# Learning Rate Sweep with Early Stopping

This notebook demonstrates how to use `torch-batteries` to perform a learning rate sweep with eager early stopping.

**Research Question**: What learning rate achieves the fastest convergence with early stopping?

**Experiment Design**:
- Train models with different learning rates (1e-4, 5e-4, 1e-3, 5e-3, 1e-2)
- Use aggressive early stopping (patience=3) to quickly identify poor LRs
- Track all metrics automatically to Weights & Biases
- Compare convergence speed and final accuracy

**What gets tracked**:
- Training and validation metrics (loss, accuracy)
- Hyperparameters (learning rate, batch size, patience)
- When training stopped
- Whether early stopping was triggered

## Setup

In [2]:
# Install dependencies (only when running on Google Colab)
try:
    import google.colab  # type: ignore
    !pip install torch-batteries[example,wandb]
except:
    pass

In [None]:
import torch
import torch.nn as nn
import torch.nn.functional as F
from torch.utils.data import DataLoader
from torchvision import datasets, transforms
import wandb
from IPython.display import clear_output
from pprint import pprint
from copy import deepcopy

import torch_batteries
from torch_batteries.utils.device import get_device
from torch_batteries import Battery, Event, charge
from torch_batteries.callbacks import EarlyStopping, ExperimentTrackingCallback
from torch_batteries.tracking.wandb import WandbTracker
from torch_batteries.tracking import Run
from torch_batteries.events.core import EventContext

print(f"torch-batteries version: {torch_batteries.__version__}")
print(f"PyTorch version: {torch.__version__}")

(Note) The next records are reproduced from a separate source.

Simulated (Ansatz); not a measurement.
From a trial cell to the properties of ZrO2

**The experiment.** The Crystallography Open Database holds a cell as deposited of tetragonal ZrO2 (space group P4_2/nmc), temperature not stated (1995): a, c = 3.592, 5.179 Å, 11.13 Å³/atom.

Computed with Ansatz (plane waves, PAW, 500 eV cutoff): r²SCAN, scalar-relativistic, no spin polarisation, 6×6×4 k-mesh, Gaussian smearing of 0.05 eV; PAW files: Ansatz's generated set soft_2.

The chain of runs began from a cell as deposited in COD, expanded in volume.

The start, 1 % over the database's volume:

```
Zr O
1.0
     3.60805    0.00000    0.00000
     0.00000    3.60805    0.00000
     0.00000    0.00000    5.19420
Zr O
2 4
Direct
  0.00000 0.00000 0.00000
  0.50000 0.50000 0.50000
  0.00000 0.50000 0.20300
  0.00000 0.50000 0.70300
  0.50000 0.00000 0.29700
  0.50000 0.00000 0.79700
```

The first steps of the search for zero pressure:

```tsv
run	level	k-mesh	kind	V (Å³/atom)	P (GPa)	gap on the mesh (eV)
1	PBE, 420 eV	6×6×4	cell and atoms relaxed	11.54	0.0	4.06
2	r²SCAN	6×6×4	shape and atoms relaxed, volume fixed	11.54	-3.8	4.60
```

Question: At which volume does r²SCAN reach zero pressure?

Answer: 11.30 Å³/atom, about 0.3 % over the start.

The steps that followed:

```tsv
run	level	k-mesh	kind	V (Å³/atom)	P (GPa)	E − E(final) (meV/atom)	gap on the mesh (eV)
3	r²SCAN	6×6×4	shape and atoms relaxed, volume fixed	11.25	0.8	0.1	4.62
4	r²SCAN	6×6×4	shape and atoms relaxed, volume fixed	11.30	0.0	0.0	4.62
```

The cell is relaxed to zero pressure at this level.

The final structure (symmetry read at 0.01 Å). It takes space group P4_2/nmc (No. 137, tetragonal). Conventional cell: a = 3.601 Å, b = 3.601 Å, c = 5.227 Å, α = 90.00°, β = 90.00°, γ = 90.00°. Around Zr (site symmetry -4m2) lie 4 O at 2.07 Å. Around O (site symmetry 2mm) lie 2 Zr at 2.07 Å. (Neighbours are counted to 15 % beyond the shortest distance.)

print(f"Is CUDA available?: {get_device()}")

torch-batteries version: 0.5.0
PyTorch version: 2.9.1+cu128
Is CUDA available?: cuda


In [14]:
wandb_project_name = input("Enter your wandb project name (default: 'torch-batteries-integration'): ").strip() or "torch-batteries-integration"

# Wandb entity (optional)
wandb_entity = input("Enter your wandb entity (username/team) or press Enter to skip: ").strip() or None

print(f"\nW&B Settings:")
print(f"  Project: {wandb_project_name}")
print(f"  Entity: {wandb_entity if wandb_entity else 'default'}")


W&B Settings:
  Project: torch-batteries-integration
  Entity: default


In [15]:
wandb.login()
clear_output()

## 1. Prepare Data

Load MNIST dataset with train/validation split.

In [16]:
transform = transforms.Compose([
    transforms.ToTensor(),
    transforms.Normalize((0.1307,), (0.3081,))
])

full_train_dataset = datasets.MNIST('./data', train=True, download=True, transform=transform)
train_dataset, val_dataset = torch.utils.data.random_split(full_train_dataset, [0.9, 0.1])

batch_size = 256
train_loader = DataLoader(train_dataset, batch_size=batch_size, shuffle=True)
val_loader = DataLoader(val_dataset, batch_size=batch_size, shuffle=False)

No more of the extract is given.